Ever since it became apparent that the supercomputer-like architecture of GPUs could do more than just pushing pixels, Nvidia has been refining the GPGPU architecture in its products to a razor edge. Today many machine learning and high-performance scientific and research rely on GPU technology to do the math that CPUs can’t pump out quickly enough to be practical.
This branch of GPU design has become so specialized that Nvidia makes GPU products that don’t connect to a display at all. The new Hopper architecture is a cutting-edge example of GPU technology designed for very non-graphical applications. Just like the Ampere-based A100 chip, the H100 will be implemented in data centers and laboratories across the world, but it represents an enormous leap in performance we haven’t yet seen.
While connecting multiple GPUs together to improve gaming performance has fallen out of fashion, networking GPUs together for complex data center work in AI and other serious applications makes a lot of sense. Most of those workloads scale almost perfectly, but you need a very fast communications bus between discrete GPUs.
Hopper uses an external NVLink switch which manages GPU IO across servers at more than 900 gigabytes a second bi-directionally for each GPU. Nvidia claims that the bandwidth is more than five times as much as PCIe 5. Each NVLink switch can link up to 256 H100s!
The Transformer Engine Rolls Out
Tensor cores, which specialize in tensor-based mathematics are the component of modern Nvidia GPUs that accelerate the execution of machine learning algorithms and deep learning problems. This is how DLSS (Deep Learning Super Sampling) works on consumer cards but in GPGPU contexts these tensor cores can seriously improve AI performance in data centers.

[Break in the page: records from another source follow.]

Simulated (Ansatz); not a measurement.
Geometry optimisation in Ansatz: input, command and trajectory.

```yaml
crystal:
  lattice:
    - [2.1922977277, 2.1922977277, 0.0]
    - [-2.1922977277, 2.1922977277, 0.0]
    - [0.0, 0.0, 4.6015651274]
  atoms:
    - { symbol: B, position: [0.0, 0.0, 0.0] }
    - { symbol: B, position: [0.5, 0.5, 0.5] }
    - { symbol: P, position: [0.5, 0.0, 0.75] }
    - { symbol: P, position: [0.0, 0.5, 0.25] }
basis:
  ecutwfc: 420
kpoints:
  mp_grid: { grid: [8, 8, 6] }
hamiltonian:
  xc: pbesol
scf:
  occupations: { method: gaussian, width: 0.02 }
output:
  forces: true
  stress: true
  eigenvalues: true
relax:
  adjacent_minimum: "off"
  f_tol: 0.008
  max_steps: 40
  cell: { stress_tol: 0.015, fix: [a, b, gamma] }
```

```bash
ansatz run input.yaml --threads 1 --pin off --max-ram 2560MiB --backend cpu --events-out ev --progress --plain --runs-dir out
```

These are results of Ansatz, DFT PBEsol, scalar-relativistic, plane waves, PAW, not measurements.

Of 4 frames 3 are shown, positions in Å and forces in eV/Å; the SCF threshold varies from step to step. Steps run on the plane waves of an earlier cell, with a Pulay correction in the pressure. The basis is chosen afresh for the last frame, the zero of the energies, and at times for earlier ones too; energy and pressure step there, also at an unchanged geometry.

The 30-series consumer GPUs already pack third-generation tensor cores, but Hopper adds in a massive improvement in the form of the Transformer Engine. This new core type exists specifically to accelerate AI training and can use mixed-precision floating-point math to maximize the number of FLOPS through smart efficiency.
When it comes to TF32, FP64, FP16, and INT8 precision numbers, the number of FLOPS has been tripled compared to the precious A100 architecture.
Date Protection While Processing
If your data center is running confidential workloads, then that data is likely strongly protected. At least, it is when “at rest” on a disk somewhere. However, a common vulnerability exploited by hackers is intercepting data while it’s being processed.
Nvidia has built a special hardware implementation it calls confidential computing, something the company says is a first for an accelerated computing platform. Now it doesn’t matter where in the cloud you run your code, it’s protected by the GPU itself.
Advanced Multi-Instance GPU Technology
Let’s say you have the opposite problem of needing more power than one GPU can offer. You may have multiple users who only need a little GPU power at a time. The second-generation MIG (Multi-Instance GPU) technology lets you create several isolated virtual GPUs that can be used by different users.
DPX Instructions Makes Algorithms (Way) More Efficient
It wouldn’t be a new architecture without the inclusion of a new instruction set. DPX is a dynamic programming instruction set that builds the dynamic programming algorithmic technique into the very fabric of the GPU. Using DPX common algorithms can run as much as 7 times more quickly compared to Ampere GPUs and 40x faster than CPUs.
All the Small Things
Those are the headline breakthroughs for Hopper, but Nvidia has tinkered and improved almost every part of the GPU’s design:
Better acceleration of data block transfer between global and shared memory.
Third-generation High-bandwidth Memory.
Large 50MB L2 cache.
PCIe Gen 5.
Distributed shared memory.
If you’re already running A100 GPUs, the H100 promises to be a drop-in solution that will seriously uplift the performance caps you currently have. We can’t wait to see what Hopper can do out in the wild!